To put it bluntly, according to the experts: "This is simply not true."

What Is the 'Green Line' Test?

The theory itself is purported to be an indicator of the dynamics in a relationship—claiming to show which partner "wears the pants," which rules in said relationship. According to the rule, the one standing straight—to those who believe in this theory— should always be the man in a heterosexual relationship in order for it to last. Leaning in, the unproven theory suggests, is a sign of "weakness."

This position can be decided by drawing a top-down line on each person to see which line is leaning more into the other.

In 2020, a Twitter user with a long history of discussing pick-up techniques and incel-backed theories, introduced the rule, starting a fiery conversation around the theory and inducing a pile-on of "don't lean in" memes.

The term "incel," or "involuntary celibate," is often used to describe "men who feel unable to obtain romantic or sexual relationships with women, to which they feel entitled to," according to a Secret Service report. Incels represent a type of "misogynistic extremism" that can also be referred to as anti-feminist, said the 26-page report, which was published by the Secret Service's National Threat Assessment Center (NATC) in March.

But the rule has managed to outgrow just the community it's hosted by, and has in the past month become a full-blown TikTok trend, after a TikTok user explained the theory using the internet-breaking Instagram post of Kim Kardashian and Pete Davidson. Now, TikTok users are applying the rule to their own photos of their relationships.
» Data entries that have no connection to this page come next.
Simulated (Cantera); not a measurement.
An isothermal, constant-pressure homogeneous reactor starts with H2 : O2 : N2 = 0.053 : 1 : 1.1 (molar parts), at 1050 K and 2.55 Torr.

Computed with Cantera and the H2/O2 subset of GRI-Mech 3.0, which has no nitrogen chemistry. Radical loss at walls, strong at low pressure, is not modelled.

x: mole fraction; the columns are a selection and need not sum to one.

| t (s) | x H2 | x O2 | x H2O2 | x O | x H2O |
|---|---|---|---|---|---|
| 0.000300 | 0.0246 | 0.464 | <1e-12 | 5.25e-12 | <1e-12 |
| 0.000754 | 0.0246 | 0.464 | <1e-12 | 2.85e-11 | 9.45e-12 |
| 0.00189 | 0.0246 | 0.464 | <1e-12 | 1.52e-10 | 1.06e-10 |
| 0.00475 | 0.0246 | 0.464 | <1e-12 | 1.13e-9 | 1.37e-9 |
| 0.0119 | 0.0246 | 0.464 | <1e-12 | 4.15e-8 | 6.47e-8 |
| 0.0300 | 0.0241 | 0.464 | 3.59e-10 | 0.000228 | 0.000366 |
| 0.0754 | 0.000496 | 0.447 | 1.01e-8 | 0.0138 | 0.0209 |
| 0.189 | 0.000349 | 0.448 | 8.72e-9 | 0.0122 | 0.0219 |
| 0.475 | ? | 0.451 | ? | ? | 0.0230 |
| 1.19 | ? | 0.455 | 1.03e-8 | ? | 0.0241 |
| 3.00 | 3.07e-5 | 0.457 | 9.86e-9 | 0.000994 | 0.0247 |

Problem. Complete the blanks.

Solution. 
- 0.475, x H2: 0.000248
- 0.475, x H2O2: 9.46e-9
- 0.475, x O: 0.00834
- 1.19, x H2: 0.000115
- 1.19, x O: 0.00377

"Simply Not True," Say the Experts

With a theory managing to take over online so strongly, it must be true, right? Wrong. In fact, body language experts told Newsweek that it couldn't be further from the truth.

"It's a mistake if you're judging the health of your relationship based on your partner 'leaning in' towards you in a photo," said body language expert, Blanca Cobb.

"The simplest thing about relationships is that they're complicated. There are many reasons why your partner might lean in that has nothing to with weakness or dependency. What if they feel close to you? What if leaning in shows their connection? What if they're feeling loving in the moment? What if touch and closeness are part of their love language?"

Fellow body language expert Dr. Lillian Glass is more certain about what leaning in likely means instead, telling Newsweek: "I have analyzed thousands of people in relationships throughout the years and this [the green line rule] is simply not true. Leaning into the other person usually means that they are into that person—that they like the other person and are connecting with them. It's not about power and control. It's about affection and emotional feelings. When you really like a person your body tends to gravitate towards that person. You want to be close to them."

"It has nothing to do with power or who is in charge," she certified.

Kim, kanye, will, jada green lines
Left: Kanye West and Kim Kardashian attend the WSJ Mag 2019 Innovator Awards at The Museum of Modern Art on November 06, 2019 in New York City. (Mark Sagliocco) Right: Will Smith and Jada Pinkett Smith attend the 2022 Vanity Fair Oscar Party hosted by Radhika Jones at Wallis Annenberg Center for the Performing Arts on March 27, 2022 in Beverly Hills, California. All pictured are crossed by a green line as demonstration of the debunked rule. Getty Images

That's not to say panic should set in if your partner isn't leaning in pictures either, as Dr. Glass noted being preoccupied and not being comfortable with PDA as two other possible reasons for not leaning in.

So contrary to the green line theory, leaning in can actually be a good thing and something you should potentially want your partner to be doing. It's because of this that Cobb is confused at the reluctance towards leaning in.

"Considering that many people want partners who are loving and aren't afraid to show their affection, it's a headscratcher that there's an arbitrary guideline that suggests that leaning in equals weakness and dependency," she told Newsweek.

"How many people emotionally pull back from partners who won't show affection? Or, don't seem into them? It's dangerous to use one single criterion to decide that your partner is weak because they cross over into your space in a photo. Remember that a single photo is a snapshot of time, and doesn't reflect patterns of behavior."

A Picture Doesn't Always Tell a Thousands Words

That's a whole other factor. A picture can only tell you so much—which is not very much at all.

"When you look at two people in a photo or video and attempt to analyze them you need to look at a number of different things like position of their feet, facial language, hands, head position and body posture," agreed Glass.

"You can't just look at 'proximity' in this green line theory and come up with a conclusion. It is like looking at the tail of an elephant and describing an elephant by its tail instead of describing the whole elephant—mass, ears trunk, legs."

Cobb provided one last anti-green line rule message: "If leaning in shows weakness, then we should all strive to be weak in our relationships because your partner will feel more love by your closeness than any physical aloofness."

Correction 04/27/22, 5:24 a.m. ET: This article was corrected to attribute a quote to Blanca Cobb.